Kernel development

Brief items

Kernel release status

The current 2.6 prepatch is 2.6.6-rc2, which was announced by Linus on April 20. This patch is more concerned with fixes than new stuff, but it still includes some VFS work, message queues for the x86_64 and s390 architectures, a network packet timestamping optimization, various architecture updates, some of Hugh Dickins's reverse mapping VM patches (see last week's Kernel Page), and a device mapper update. See the long-format changelog for the details.

Prior to that, 2.6.6-rc1 was released (without announcement) on April 15. A huge number of patches were merged for -rc1; these include POSIX message queues, laptop mode, 4KB kernel stacks on i386, non-executable stack support, the lightweight auditing framework, the "completely fair queueing" I/O scheduler, and a bunch of virtual memory work; see last week's Kernel Page for a more complete list. The long-format changelog (all 280KB worth) has the details.

Linus's BitKeeper tree contains some SELinux fixes, support for generic filesystem snapshotting (taken from XFS), a fix for the ext3 data disclosure vulnerability, and a small number of other fixes.

The current prepatch from Andrew Morton is 2.6.6-rc2-mm1. Recent additions to -mm include a single-threaded workqueue option, an input driver update, the full set of Hugh Dickins's VM patches (including the anonmm reverse mapping scheme), ext3 block reservation (see below), ongoing scheduler work, and lots of fixes.

The current 2.4 kernel is 2.4.26. No 2.4.27 prepatches have yet been released. Marcelo has indicated, however, that an updated serial ATA driver will be merged in 2.4.27; it will, he says, be the last new feature to go into 2.4.

Comments (1 posted)

Kernel development news

Scheduling domains

Back in the 2.6.0-test days, there was a lot of concern that the 2.6 CPU scheduler wasn't up to the task. In particular, performance on higher-end systems - those with hyperthreaded processors, NUMA architectures, etc. - wasn't as good as the developers would have liked. The scheduler front has been quiet for some time, but it has not been forgotten; a set of hackers (including Nick Piggin, Ingo Molnar, Con Kolivas, and Rusty Russell) has been steadily working behind the scenes to improve scheduling in 2.6. The result, broadly known as "scheduling domains," has been evolving in the -mm tree for some time, but this work looks like it is getting close to ready to break into the mainline. So, it would seem that a look at scheduling domains is in order.

The new scheduler work is a response to the needs of modern hardware and, in particular, the fact that the processors in multi-CPU systems have unequal relationships with each other. Virtual CPUs in a hyperthreaded set share equal access to memory, cache, and even the processor itself. Processors on a symmetric multiprocessing system have equal access to memory, but they maintain their own caches. NUMA architectures create situations where different nodes have different access speeds to different areas of main memory. A modern large system can feature all of these situations: each NUMA node looks like an SMP system which may be made up of multiple hyperthreaded processors.

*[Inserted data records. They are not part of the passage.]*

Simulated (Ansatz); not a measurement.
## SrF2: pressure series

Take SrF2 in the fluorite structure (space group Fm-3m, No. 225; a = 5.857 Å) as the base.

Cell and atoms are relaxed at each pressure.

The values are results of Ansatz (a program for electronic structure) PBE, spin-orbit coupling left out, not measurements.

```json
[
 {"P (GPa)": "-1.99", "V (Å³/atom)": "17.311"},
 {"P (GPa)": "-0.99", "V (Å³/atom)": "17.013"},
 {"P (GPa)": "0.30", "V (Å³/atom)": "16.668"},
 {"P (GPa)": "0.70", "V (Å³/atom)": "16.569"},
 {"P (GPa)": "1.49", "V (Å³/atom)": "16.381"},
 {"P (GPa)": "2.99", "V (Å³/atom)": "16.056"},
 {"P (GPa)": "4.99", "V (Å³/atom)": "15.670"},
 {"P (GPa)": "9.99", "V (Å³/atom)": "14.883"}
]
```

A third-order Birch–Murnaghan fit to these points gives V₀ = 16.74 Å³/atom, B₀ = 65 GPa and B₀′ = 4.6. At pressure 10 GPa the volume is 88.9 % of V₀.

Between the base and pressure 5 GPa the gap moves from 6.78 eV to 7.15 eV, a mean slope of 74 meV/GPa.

One of the key problems a scheduler must solve on a multi-processor system is balancing the load across the CPUs. It doesn't do to have some processors being heavily loaded while others sit idle. But moving processes between processors is not free, and some sorts of moves (across NUMA nodes, for example, where a process could be separated from its fast, local memory) are more expensive than others. Teaching the scheduler to migrate tasks intelligently under many different types of loads has been one of the big challenges of the 2.5 development cycle.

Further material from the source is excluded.